Compared to simple composite analysis and logistic regression, the VAE allows us to understand better the diverse weather patterns associated with high BL. In particular, we identify three weather prototypes and their possible combinations, which would not be possible using simple analysis. Nevertheless, the composite plots and logistic regression coefficients also give interesting insights. The composites of anomalies (Figure 5) show drier weather on average before BL years alongside higher temperatures in the last year. Unlike pine and spruce, we see negative temperature anomalies for beech forests in October, which rise in November and December of the previous year. This may be explained by the difference in vegetation period between the forest types. In the FORMIND beech forest model, the dynamic vegetation period ends when the ten-day mean air temperature falls below 9 °C. Therefore, a negative temperature in October would lead to an early end of the vegetation period. Higher temperatures after this may lead to high BL by increasing maintenance respiration and inducing plant water stress. For needle-leaf forests like pine and spruce, the simulated vegetation period is year-round, so the effect of lower temperature leading to higher BL dominates. In general, temperature has both positive and negative effects on plant productivity. Increasing temperature has been reported to increase phenology-driven carbon uptake for temperate forests (Keenan et al., Reference Keenan, Gray, Friedl, Toomey, Bohrer, Hollinger, Munger, O’Keefe, Schmid, Wing, Yang and Richardson2014), and the higher the carbon uptake, the healthier the forest. At the same time, high temperatures increase maintenance respiration for plants and can increase the atmosphere’s evaporative demand (Millar and Stephenson, Reference Millar and Stephenson2015), leading to water stress.

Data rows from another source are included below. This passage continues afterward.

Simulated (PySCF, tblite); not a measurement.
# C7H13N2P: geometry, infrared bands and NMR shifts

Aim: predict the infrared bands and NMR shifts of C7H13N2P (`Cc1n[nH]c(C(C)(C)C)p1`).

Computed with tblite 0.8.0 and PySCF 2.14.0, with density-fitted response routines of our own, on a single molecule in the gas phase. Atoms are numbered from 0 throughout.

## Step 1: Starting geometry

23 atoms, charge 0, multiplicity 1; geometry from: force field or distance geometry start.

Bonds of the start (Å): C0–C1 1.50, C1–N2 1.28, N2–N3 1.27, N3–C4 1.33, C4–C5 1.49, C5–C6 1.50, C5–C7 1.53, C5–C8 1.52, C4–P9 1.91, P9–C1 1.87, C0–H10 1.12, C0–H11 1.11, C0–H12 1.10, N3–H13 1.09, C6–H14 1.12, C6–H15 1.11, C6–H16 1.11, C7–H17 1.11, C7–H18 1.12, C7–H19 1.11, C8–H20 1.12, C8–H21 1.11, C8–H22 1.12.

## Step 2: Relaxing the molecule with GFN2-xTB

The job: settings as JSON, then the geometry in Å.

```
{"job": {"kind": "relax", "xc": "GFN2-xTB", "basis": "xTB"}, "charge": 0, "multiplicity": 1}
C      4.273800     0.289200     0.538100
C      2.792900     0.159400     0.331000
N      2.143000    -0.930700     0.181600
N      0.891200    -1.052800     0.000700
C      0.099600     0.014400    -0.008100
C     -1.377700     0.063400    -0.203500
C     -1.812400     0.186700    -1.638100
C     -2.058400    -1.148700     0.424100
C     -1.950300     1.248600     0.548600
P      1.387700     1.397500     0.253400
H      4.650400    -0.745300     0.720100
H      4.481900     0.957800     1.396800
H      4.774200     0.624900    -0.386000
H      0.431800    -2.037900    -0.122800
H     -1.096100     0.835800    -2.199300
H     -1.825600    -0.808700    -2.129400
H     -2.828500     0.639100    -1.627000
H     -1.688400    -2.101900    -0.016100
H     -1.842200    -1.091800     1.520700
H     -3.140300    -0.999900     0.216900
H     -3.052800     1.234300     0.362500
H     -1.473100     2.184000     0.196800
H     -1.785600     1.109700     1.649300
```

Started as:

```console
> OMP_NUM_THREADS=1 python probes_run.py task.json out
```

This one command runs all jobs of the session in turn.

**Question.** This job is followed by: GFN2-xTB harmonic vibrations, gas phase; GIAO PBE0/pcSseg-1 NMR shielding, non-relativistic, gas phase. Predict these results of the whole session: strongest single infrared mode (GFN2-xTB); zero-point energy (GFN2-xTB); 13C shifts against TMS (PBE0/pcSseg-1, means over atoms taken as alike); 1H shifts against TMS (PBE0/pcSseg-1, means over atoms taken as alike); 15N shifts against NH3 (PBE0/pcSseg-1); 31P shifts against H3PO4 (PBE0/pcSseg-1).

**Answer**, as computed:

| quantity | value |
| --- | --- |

Using a DL model that can capture high-dimensional relationships enables us to study the relationship between BL and the preceding years of weather in more detail. There is strong evidence that it is essential to consider multiple years of weather when analyzing tree mortality in the real world. For instance, an assessment of many different forest mortality events across the globe showed that those are typically associated with negative precipitation anomalies two years before the mortality year (Hammond et al., Reference Hammond, Williams, Abatzoglou, Adams, Klein, López, Sáenz-Romero, Hartmann, Breshears and Allen2022). In response to the Europe-wide 2003 drought, mortality peaked two years after the driest year (Senf et al., Reference Senf, Buras, Zang, Rammig and Seidl2020; George et al., Reference George, Neumann, Vogt, Cammalleri and Lang2021). On the other hand, the drought in 2018 led to peak forest mortality in the same year (George et al., Reference George, Neumann, Vogt, Cammalleri and Lang2021). We chose the weather of the previous two years along with the current year to analyze the BL in the current year. Accounting for three years of weather emerged as a good trade-off between model complexity and accuracy in our model simulations.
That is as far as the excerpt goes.